Monthly Archives: January 2008

Native? Immigrant? Cosmopolitan? Expatriate?

Dinu replies to my e-mail asking whether he considers himself a native, immigrant, cosmopolitan, or expatriate:

 `I don’t consider myself a native. I feel I am somewhere in-between an immigrant and a cosmopolitan – the former more so when I am in the UK, whilst the latter when I travel around making work.

As for expat – this is something I’d like to claim. As I have got older, I am wondering why I am never called an expat, and only ever called an immigrant. This feels unwelcoming. The fact is, I have what I consider a nice house, I have a white girlfriend, I have nice trips all over the country and sometimes I like getting drunk in town. This is more or less the lifestyle I see other expats living, wherever in the world I see them.’


Departure, Dinu Li, Sheffield Train Station, England, 13 January 2008

How many footsteps have brought us here?

The Drawing of a Bird, The Back of an Old Receipt, and Two Porcelain Pandas, Dinu Li, Sheffield Train Station, 13 January 2008

`A memento from when I was about 5. My mum had been shopping and bought some soy sauce and oyster sauce. When she came home I asked her to draw a little chicken on the back of the receipt. This drawing has always been with me since then.’


`One day I was sulking. To stop me sulking my mum took me shopping. We went to a big store and I selected these two pandas.’

`A Photograph of My Mother as a Young Woman’, Dinu Li, Sheffield, 13 January 2008

`The photograph shows her with my second oldest brother. It’s a photograph of them in China. I did not use the photograph in my book [The Mother of All Journeys, 2007]. Something about it was almost too precious to share in a book.’

`It’s a photograph of her in her twenties; very young. She is squatting on a path with my brother. The photograph is literally outside the main gate of her village. And the path leads you out of the village, towards the city’.

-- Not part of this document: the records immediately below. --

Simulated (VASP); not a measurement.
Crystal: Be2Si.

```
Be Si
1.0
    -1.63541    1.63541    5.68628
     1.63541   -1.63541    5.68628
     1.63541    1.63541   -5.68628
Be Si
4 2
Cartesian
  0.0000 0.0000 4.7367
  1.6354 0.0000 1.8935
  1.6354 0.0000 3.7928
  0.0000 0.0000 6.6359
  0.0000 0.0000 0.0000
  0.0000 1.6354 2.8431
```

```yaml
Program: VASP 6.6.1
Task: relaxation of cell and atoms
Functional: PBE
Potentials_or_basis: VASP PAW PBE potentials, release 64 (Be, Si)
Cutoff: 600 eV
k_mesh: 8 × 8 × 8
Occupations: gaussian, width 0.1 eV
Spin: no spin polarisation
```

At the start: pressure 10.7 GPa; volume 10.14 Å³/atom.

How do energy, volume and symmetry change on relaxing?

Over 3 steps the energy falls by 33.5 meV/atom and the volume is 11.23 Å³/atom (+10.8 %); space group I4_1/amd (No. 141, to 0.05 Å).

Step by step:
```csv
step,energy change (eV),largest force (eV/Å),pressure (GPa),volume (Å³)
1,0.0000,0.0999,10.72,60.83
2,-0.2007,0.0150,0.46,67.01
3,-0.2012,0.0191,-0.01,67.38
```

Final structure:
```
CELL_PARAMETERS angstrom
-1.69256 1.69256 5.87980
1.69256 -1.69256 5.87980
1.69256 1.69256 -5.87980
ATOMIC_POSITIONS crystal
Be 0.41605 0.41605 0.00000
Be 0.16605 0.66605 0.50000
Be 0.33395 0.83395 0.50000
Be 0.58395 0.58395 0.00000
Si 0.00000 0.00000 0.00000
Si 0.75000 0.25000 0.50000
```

`Why the hell would I throw it away?’, Dinu Li, Sheffield Railway Station, 13 January 2008

`I know very well that the first item I would have to save would be this quilt blanket. It’s a blanket that all my siblings have always complained about because it’s really old. I guess many people like to throw away old things and replace them with new things. This is particularly true of Chinese Culture. Every New Year, they want to have a big Spring clean and throw things away; a sort of ritual of regeneration. But I’m kind of a melancholic person. I like to hold onto things and not throw things away. Hence, my house looks like a tip, because I like to just keep everything. And, the thing I have always wanted to keep is this blanket that the rest of the family wants to throw away.

`Why the blanket is so important is that, when we were quite poor, in Hong Kong, I just remember we kept the ends of fabric that was being used to make pyjamas. Basically, my parents worked in an underwear and pyjama factory in Hong Kong. There was a whole period when they were both making pyjamas. They took home all the unused end cuts and they became the patches making up this blanket. I remember we helped them stitch the blanket together. Why the hell would I throw it away?’

The Priority, Dinu Li, Sheffield Railway Station, 13 January 2008

`The Priority for me was to imagine what I would salvage if my house suddenly burned down.’

Vanishing Point, Dinu Li, Sheffield Railway Station, 13 January 2008

`Standing at the platform brought back a visual memory of my brother and sister, who had already emigrated to the U. K. a couple of years before I did. When I got off the train as a seven year-old I distinctly remember that they ran across the platform to greet me. They were full of excitement. Today, I think that image replayed itself in my memory.’